Church of St. John the Baptist | 1531-1534

The Church of St. John the Baptist with a side-chapel dedicated to St. Kirill Belozersky was the main church of the Small Ivanovsky (Ivan’s) monastery. It was built in 1531-1534 with the donation of the Grand Prince Basil III. Dedication of the altars to St. John the Baptist, the patron saint of Ivan the Terrible, and to St. Kirill connected the construction of this edifice with the following fact: in 1528 Basil III visited the monastery to pray for the birth of an heir, and in 1530 his son, Ivan IV, was born. This church was erected almost simultaneously with the church of Archangel Gabriel. Most probably both of them were built by one group of stonemasons, supposedly from Rostov.

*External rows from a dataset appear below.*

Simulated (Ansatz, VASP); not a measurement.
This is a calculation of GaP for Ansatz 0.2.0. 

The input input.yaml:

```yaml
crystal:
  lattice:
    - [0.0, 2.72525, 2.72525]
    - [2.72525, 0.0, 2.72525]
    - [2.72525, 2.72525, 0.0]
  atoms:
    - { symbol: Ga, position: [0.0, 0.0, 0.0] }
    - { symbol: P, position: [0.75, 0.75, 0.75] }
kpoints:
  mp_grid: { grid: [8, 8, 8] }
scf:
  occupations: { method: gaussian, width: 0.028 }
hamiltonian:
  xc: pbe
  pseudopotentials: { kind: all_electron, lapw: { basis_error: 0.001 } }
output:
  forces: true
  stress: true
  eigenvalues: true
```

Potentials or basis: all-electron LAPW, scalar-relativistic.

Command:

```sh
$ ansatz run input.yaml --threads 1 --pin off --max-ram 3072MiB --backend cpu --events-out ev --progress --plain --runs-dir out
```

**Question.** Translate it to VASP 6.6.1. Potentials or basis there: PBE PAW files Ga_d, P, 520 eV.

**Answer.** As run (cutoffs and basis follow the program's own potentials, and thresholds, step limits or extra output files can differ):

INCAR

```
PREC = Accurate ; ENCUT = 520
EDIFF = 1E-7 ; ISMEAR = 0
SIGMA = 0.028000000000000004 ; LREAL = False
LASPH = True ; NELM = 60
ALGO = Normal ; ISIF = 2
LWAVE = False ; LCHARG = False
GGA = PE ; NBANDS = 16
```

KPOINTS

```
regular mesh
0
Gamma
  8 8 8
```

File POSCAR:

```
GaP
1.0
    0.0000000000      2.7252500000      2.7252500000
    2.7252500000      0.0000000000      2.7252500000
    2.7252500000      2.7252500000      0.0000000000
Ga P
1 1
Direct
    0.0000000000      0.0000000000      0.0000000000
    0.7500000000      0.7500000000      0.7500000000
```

The initial look of this monument and its building history can be reconstructed with the help of written sources (first of all, the monastery inventories of the 17th-18th centuries) and iconographic material. The inventory of 1601 mentions a church with two domes and a belfry on six piers. The inventory of 1668 says that the crosses and cupolas are soldered with iron and covered with boards. Two wooden porches adjoin the church from the western and southern facades. In the icon of 1741 the church is depicted with two domes, and a roof with four sloping surfaces covered with wood. The inventory of 1773 mentions wooden porches of the southern and northern doors and a stone one of the western door; buttresses supporting the south-eastern and south-western corners of the church roof; two domes with wooden crosses soldered with tin. The inventory of 1773 describes the decay of the monument - dilapidated roof and window openings, cracks in the walls and foundation. This document shows that the windows openings in the western and southern walls have already been made by that time.

Grave conditions of the monument forced the church authorities to undertake considerable repair works which were finished in 1809. The drum of the small dome above the side-chapel and upper rows of ogee-arches were destroyed, lower parts of the windows in the central drum were bricked in and the top of the church acquired its existing look. It was shown on a water-colour from the album of 1809 made by N.M. Borozdin. Engineering works were probably carried out as well – all cracks were filled in, buttresses were strengthened.

Few things are know from the posterior history of the church. In the mid 19th century lower parts of the southern and northern doorways were bricked in and turned into windows, interior walls were plastered and painted with iron-grey oil-paint. In the opinion of N. Nikolskiy, that iconostasis which we can see in the church now was moved from the church of St. Kirill instead of the old one. The stone wall separating the sanctuary from the nave of the church and the elevated place shown on the draft of M. Prave (1830) were probably destroyed as well as the later porches. The facades were painted in red and all details – whitewashed. 

This church belongs to the functional monastery now.

Restoration works of this monument have not actually been carried out. Field observation made by S.S. Podiapolskiy helped to work out graphical reconstruction of the church and, first of all, the top of it which didn’t survive.

The interior was whitewashed; the cross which had fallen in 1978 was returned on the dome; minimal necessary works were made for the museumfication of the monument. The restoration project which was worked out by S.S. Podiapolskiy and N.V. Kamenev considered it desirable to discover original architectural forms of the monument in future. The All-Russian scientific and research institute for restoration started to restore the iconostasis of the church of St. John the Baptist (led by O.V. Lelekova).